Christy got the pull tabs from Toni's Facebook page, where
residents swap things back and forth.
Toni and her husband found the bag among Christmas decorations.
"The strange thing is we've had this bag forever, but this
one bag seemed to never make it to Shriner's," said
It was while Christy was picking out the colored tabs that she
spotted Toni's ring.
"Just sitting just like this like 'Oh look at me,'"
she said.
And it takes much more than just a glance to differentiate
between the diamond ring and one of the pull tabs.

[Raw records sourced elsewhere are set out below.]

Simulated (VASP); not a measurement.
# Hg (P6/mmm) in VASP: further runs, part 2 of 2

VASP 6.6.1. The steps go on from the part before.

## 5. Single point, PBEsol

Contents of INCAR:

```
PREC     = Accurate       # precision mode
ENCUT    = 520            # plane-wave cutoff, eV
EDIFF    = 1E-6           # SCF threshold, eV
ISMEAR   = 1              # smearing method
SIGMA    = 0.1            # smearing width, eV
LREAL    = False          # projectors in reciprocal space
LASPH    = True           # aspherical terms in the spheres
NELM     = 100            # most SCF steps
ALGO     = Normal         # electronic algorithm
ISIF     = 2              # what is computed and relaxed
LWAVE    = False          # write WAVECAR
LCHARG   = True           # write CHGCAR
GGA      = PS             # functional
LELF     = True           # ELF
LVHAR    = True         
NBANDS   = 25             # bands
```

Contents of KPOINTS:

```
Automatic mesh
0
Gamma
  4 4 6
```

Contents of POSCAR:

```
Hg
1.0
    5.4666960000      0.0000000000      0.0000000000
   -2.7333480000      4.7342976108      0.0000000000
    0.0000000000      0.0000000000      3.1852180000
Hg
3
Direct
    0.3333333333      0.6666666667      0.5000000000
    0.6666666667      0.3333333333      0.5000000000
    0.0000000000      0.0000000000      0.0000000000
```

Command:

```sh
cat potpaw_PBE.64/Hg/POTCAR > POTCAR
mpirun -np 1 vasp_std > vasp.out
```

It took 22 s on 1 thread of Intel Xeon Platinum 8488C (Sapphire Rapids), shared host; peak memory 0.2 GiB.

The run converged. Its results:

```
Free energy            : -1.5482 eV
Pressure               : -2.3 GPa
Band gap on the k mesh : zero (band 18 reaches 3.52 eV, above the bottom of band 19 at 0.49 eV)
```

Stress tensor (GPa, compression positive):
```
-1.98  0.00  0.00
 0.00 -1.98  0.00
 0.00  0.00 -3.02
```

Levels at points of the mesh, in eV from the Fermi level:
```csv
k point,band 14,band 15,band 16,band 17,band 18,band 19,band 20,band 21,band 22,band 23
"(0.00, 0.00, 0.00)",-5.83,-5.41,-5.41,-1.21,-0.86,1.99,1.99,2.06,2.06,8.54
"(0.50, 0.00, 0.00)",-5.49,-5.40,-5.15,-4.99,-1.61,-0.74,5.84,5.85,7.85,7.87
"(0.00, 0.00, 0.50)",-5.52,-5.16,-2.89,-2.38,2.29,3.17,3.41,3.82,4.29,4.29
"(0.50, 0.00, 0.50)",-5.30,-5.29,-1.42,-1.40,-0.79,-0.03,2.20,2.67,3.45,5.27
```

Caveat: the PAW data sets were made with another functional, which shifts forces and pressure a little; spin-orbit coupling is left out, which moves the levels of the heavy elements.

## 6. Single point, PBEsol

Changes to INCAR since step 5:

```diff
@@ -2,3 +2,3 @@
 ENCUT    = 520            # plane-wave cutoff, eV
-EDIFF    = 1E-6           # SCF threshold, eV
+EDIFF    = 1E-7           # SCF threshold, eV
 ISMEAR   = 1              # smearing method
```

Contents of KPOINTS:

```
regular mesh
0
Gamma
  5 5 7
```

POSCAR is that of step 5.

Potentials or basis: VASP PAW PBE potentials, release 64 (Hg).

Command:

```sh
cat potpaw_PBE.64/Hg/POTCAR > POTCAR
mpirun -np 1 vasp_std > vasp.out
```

"So I saw it and picked it up," said Christy. "I
jumped right online and said I think I have something you might be looking
for."
"It fit still and I was in tears," said Toni
Because she lost it 11 years ago.
"I was doing dishes and cleaning the house and then I noticed
that night I couldn't find it, tore apart the house, trying not to tell him
first," said Toni.
"I moved stoves and fridges and got into creepy, crawly
places that no one wants to go. We kind of just gave up looking," said her
husband, David Perkins.
"It wasn't mine so I figured what am I going to do? Bing it
back to them," said Christy. "I was just here for tabs, not a
ring."
And like the ring, they've come full circle. They started
collecting to help others and they were the ones helped in the end.